Hello Marina,
Hmm, but we can say the same for serialization or deadlock errors that were
not retried (the client test code itself could not run correctly or the SQL
sent was somehow wrong, which is also the client's fault), can't we?
I think not.
If a client asks for something "legal", but some other client in parallel
happens to make an incompatible change which result in a serialization or
deadlock error, the clients are not responsible for the raised errors, it
is just that they happen to ask for something incompatible at the same
time. So there is no user error per se, but the server is reporting its
(temporary) inability to process what was asked for. For these errors,
retrying is fine. If the client was alone, there would be no such errors,
you cannot deadlock with yourself. This is really an isolation issue
linked to parallel execution.
Why not handle client errors that can occur (but they may also not
occur) the same way? (For example, always abort the client, or
conversely do not make aborts in these cases.) Here's an example of such
error:
client 5 got an error in command 1 (SQL) of script 0; ERROR: division by zero
This is an interesting case. For me we must stop the script because the
client is asking for something "stupid", and retrying the same won't
change the outcome, the division will still be by zero. It is the client
responsability not to ask for something stupid, the bench script is buggy,
it should not submit illegal SQL queries. This is quite different from
submitting something legal which happens to fail.

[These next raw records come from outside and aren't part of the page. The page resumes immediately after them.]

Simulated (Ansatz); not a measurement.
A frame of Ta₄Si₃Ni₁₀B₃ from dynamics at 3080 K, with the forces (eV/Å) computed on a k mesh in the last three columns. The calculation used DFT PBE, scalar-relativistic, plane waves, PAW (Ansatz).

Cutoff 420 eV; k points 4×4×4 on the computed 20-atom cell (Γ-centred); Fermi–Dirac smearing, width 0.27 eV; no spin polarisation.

Maybe we can limit the number of failures in one statement, and abort the
client if this limit is exceeded?...
I think this is quite debatable, and that the best option is to leavze
this point out of the current patch, so that we could have retry on
serial/deadlock errors.
Then you can submit another patch for a feature about other errors if you
feel that there is a use case for going on in some cases. I think that the
previous behavior made sense, and that changing it should only be
considered as an option. As it involves discussing and is not obvious,
later is better.
To get a clue about the actual issue you can use the options
--failures-detailed (to find out out whether this is a serialization failure
/ deadlock failure / other SQL failure / meta command failure) and/or
--print-errors (to get the complete error message).
Yep, but for me it should haved stopped immediately, as it did before.
If you use the option --latency-limit, the time of tries will be limited
regardless of the use of the option -t. Therefore ISTM that an unlimited
number of tries can be used only if the time of tries is limited by the
options -T and/or -L.
Indeed, I'm ok with forbidding unlimitted retries when under -t.
I'm not sure that having "--debug" implying this option
is useful: As there are two distinct options, the user may be allowed
to trigger one or the other as they wish?
I'm not sure that the main debugging output will give a good clue of what's
happened without full messages about errors, retries and failures...
I'm more argumenting about letting the user decide what they want.
These lines are quite long - do you suggest to wrap them this way?
Sure, if it is too long, then wrap.
Function getTransactionStatus name does not seem to correspond fully to
what the function does. There is a passthru case which should be either
avoided or clearly commented.
I don't quite understand you - do you mean that in fact this function finds
out whether we are in a (failed) transaction block or not? Or do you mean
that the case of PQTRANS_INTRANS is also ok?...
The former: although the function is named "getTransactionStatus", it does
not really return the "status" of the transaction (aka PQstatus()?).
I tried not to break the limit of 80 characters, but if you think that this
is better, I'll change it.
Hmmm. 80 columns, indeed...
I'd insist in a comment that "cnt" does not include "skipped" transactions
(anymore).
If you mean CState.cnt I'm not sure if this is practically useful because the
code uses only the sum of all client transactions including skipped and
failed... Maybe we can rename this field to nxacts or total_cnt?
I'm fine with renaming the field if it makes thinks clearer. They are all
counters, so naming them "cnt" or "total_cnt" does not help much. Maybe
"succeeded" or "success" to show what is really counted?
--
Fabien.